GeoPandas performance: optimizing vectorized operations

TLDR: we are working on the pygeos package that provides vectorized GEOS operations and will provide a performance boost to GeoPandas.

An update on this (after a while …): although I updated the cython branch earlier this summer (https://github.com/geopandas/geopandas/pull/1030) to bring it up to date with the refactored internals in version 0.6.0 (based on ExtensionArrays, this refactor already brought parts of the cython branch into master), effort has now switched to the pygeos package (https://github.com/caspervdw/pygeos/), which will provide the same speed-ups but is using a different (and more general) approach. It was a happy coincidence that @caspervdw started working on this package at more or less the same time that I started looking again at this performance issue in geopandas!

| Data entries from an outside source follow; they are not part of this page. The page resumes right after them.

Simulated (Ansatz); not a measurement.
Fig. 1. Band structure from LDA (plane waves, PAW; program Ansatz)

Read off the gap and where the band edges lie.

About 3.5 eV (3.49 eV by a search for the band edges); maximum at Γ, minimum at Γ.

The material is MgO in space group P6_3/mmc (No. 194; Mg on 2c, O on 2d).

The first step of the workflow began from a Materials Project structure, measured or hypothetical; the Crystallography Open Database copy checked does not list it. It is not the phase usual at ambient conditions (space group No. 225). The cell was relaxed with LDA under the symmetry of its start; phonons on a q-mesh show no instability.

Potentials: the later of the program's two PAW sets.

Short summary of pygeos: it provides vectorized GEOS operations on numpy arrays of geometries, mostly using the numpy ufunc machinery. This means that we can use it in GeoPandas for performing the operations on the 1D geometry column, but it can also work in general on numpy arrays and make use of numpy broadcasting etc (eg to automatically calculate all intersections or distances between combinations of 2 arrays giving a 2D array as result). It implements a lightweight geometry python extension type wrapping a GEOSGeometry pointer (which knows how to deallocate itself). This makes it more robust as storing the raw pointers as in the cython appraoch, while the python extension type’s struct with the pointer is still accessible from C/Cython without much overhead.

So, we can use pygeos in GeoPandas to achieve a performance boost on the geospatial operations.

Some of the questions that have been discussed above are still relevant, such as: does this belong in Shapely itself, or outside (now in pygeos instead of geopandas)? If not, how do we ensure compatibility (both on a packaging level, as for user interfacing geometry objects) ? That are still aspects that need be further discussed.

One specific aspect for geopandas to discuss is how to integrate with pygeos initially (require it, do it optional for now, …), but will open a specific issue for that.

This is interesting. There’d be a lot of benefit in vectorizing or compiling those geopandas loops. For instance: I had to build a lot of hack-y spatial queries into OSMnx to speed up my spatial operations for working with millions of points and complex polygons.

It would be interesting to benchmark a numba solution against your cython solution, as it might be simpler to implement. You’d presumably have to fall back on numpy x-y arrays instead of shapely geometries to get the functions to compile with numba (since it only plays nicely with scalars and arrays). But new versions of numba might be able to compile classes.

For what it’s worth, the existing shapely vectorized module alone provides an order of magnitude speed increase over the python-loops implementation in your example code:

import numpy as np, shapely.vectorized as sv
from shapely.geometry import Point, Polygon
polygon = Polygon([(10,10), (10,100), (100,100), (100, 10)])
xy = np.array([(n, n) for n in range(10000)])
points = [Point(x, y) for x, y in xy]

Loops:

def contains_py(polygon, points):
    return np.array([polygon.contains(point) for point in points])
%timeit contains_py(polygon, points)

10 loops, best of 3: 40.1 ms per loop

Vectorized:

%timeit sv.contains(polygon, x=xy[:,0], y=xy[:,1])

100 loops, best of 3: 3.09 ms per loop

But integrating this with a spatial index probably opens a whole new can of worms.